Sunday, February 26, 2012

Old Mama

I got my kids when I shouldn't have. I was forty-nine when my newborn son was put into my arms, and fifty-two when I first set eyes on my tiny daughter.

There was no pain for me involved in their birth. Because they are adopted.

I couldn't sleep that first night, not one wink, because I was too excited. I'd spent the previous day going over everything out loud, driving my husband crazy.

A mild panic had set in and wouldn't let go.

"Okay - we feed him, change the diaper, burp him, and, uh...what else? Help me here."

He just gave me a look.

"Oh, yeah. He gets a bath. And he sleeps a lot, then we feed him again, burp, change... Okay, I think I've go it. Haven't I? Do we do anything else?"

Why I acted like that, I don't know, because babies weren't unfamiliar to me at all. I'd had younger siblings to take care of, and I babysat the neighborhood - make that half the world - since I was twelve. So I knew babies.

But suddenly, at forty-nine, I was the biggest dope on earth, because a baby was coming.

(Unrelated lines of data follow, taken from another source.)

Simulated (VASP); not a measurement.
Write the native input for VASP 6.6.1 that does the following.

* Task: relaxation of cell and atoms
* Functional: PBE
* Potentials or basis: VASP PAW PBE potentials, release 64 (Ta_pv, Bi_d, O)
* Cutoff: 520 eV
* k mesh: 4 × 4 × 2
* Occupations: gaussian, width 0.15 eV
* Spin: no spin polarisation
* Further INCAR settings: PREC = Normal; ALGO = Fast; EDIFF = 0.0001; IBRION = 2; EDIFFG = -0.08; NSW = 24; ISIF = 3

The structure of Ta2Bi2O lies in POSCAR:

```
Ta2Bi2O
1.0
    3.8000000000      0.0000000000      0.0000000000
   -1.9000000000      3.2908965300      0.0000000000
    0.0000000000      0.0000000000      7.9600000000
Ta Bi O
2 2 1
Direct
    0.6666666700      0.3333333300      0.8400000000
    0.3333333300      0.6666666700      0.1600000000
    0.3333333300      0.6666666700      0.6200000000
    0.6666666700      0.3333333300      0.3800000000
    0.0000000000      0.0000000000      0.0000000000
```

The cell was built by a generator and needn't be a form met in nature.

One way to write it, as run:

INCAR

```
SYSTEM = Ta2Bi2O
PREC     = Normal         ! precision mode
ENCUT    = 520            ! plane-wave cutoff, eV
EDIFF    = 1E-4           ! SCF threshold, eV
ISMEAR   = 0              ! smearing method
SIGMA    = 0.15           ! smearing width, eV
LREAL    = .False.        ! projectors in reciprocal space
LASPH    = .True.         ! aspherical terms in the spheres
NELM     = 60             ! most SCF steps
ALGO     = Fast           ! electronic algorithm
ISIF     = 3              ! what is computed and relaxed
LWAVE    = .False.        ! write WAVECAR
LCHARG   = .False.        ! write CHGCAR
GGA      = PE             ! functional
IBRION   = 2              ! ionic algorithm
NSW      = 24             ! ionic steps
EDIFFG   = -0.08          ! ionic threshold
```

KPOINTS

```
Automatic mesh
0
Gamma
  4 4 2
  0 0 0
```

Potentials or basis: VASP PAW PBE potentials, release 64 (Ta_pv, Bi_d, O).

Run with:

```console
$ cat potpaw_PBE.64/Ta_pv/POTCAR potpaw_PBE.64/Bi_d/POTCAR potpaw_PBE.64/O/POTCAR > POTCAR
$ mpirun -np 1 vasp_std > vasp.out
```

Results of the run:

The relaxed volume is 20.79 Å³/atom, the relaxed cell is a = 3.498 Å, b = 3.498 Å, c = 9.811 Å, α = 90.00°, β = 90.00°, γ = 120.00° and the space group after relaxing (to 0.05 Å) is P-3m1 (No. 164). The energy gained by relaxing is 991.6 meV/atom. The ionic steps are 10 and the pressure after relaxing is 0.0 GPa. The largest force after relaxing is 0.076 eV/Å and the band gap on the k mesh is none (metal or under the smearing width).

That first night, I lay awake and watched the tiny body wheeze and snuffle away, trying out its new lungs. I leaped up every two hours to do the routine, wishing he wouldn't panic and scream so much while the bottle was heating.

Everything was going on schedule.

Until the dawn. I was exhausted and nauseated like I've never been before. I couldn't even move.

So the man of the house, the new daddy, took over. All day he took over while I laid in bed, scared, dozing, and fearing I would die before night came.

By 5 o'clock, he looked ragged. By 6 o'clock, I could get out of bed. By 7 o'clock, I ate some toast and held my baby son. By 8 o'clock, I knew I would live to enjoy being a mother.

Sure, forty-nine's too old. And fifty-two's even too older. But I did it and it wasn't so hard after all.

They're teenagers now and they kind of get a kick out of having an ancient mama. When they remember to think of it, that is.